Copyright 2015 Gianfranco Berardi
http://www.gbgames.com/
Twitter: @GBGames
In a real project, many questions about what is really being requested would
occur, and the conversation would have driven the decisions to build in
flexibility or not.
At the risk of overengineering, this project can be seen as having three major
responsibilities.
It parses a specified dataset of people listed with their birth and death years,
finds the year between 1900 and 2000 in which most of them were alive at the
same time, and then outputs a report.
It ignores invalid data, whether it is a malformed entry or it is outside the
range of years. It even ignores people who died before they were born.
By default, it outputs a simple report which prints out the year only. The
user can specify a more detailed report.
What I would have liked to have added:
- an optional anonymizer, which modifies the output to print out IDs instead
of names.
- a logger, which can be used to output errors. Currently the parser ignores
invalid data without informing the user that there is something wrong on any
given line. Perhaps a command line argument to specify if it should be logged
to a file or standard out/error?
- a factory for the reporter types.
- a more robust command line argument handler. Right now, it handles missing
arguments, bad files, and bad reporter types well, but it could stand to
have a module created that would be responsible, keeping main.cpp cleaner.

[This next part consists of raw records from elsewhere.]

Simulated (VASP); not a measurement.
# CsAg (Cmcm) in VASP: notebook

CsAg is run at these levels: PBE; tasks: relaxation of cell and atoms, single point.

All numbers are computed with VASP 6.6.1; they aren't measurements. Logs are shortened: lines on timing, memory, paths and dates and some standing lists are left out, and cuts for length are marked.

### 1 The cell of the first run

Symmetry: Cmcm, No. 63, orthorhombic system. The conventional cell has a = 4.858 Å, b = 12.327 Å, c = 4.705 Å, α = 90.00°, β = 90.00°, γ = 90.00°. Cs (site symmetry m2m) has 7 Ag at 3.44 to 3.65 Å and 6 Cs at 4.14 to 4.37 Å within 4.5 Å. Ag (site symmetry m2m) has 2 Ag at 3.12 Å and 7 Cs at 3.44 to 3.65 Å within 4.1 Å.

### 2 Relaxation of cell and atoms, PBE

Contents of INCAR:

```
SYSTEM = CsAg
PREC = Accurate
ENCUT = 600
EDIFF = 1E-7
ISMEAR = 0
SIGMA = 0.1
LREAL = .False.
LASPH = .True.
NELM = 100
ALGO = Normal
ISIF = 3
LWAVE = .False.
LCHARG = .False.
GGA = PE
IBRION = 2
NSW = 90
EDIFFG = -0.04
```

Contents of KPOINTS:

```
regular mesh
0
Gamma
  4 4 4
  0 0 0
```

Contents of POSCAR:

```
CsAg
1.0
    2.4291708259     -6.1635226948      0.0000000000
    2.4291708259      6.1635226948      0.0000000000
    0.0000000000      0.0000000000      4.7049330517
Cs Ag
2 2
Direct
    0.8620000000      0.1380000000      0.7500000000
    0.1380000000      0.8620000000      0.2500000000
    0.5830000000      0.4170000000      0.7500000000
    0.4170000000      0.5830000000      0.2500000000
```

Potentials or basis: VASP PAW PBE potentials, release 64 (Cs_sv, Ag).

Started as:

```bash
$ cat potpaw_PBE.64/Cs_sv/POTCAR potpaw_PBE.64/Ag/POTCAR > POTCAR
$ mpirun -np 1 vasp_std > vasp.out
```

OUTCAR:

- a way to allow the user to specify the date range that would be considered
valid. It's hardcoded to the years 1900 and 2000, which technically meets the
requirements, but it could be that a future request might want an arbirary
range. Some examples are finding a solution in a subset of those years or in a
different range entirely.
Because the entire project is test-driven and constantly refactored each step
of the way, it would be relatively trivial to add these and other features,
depending on the needs of the imaginary customer.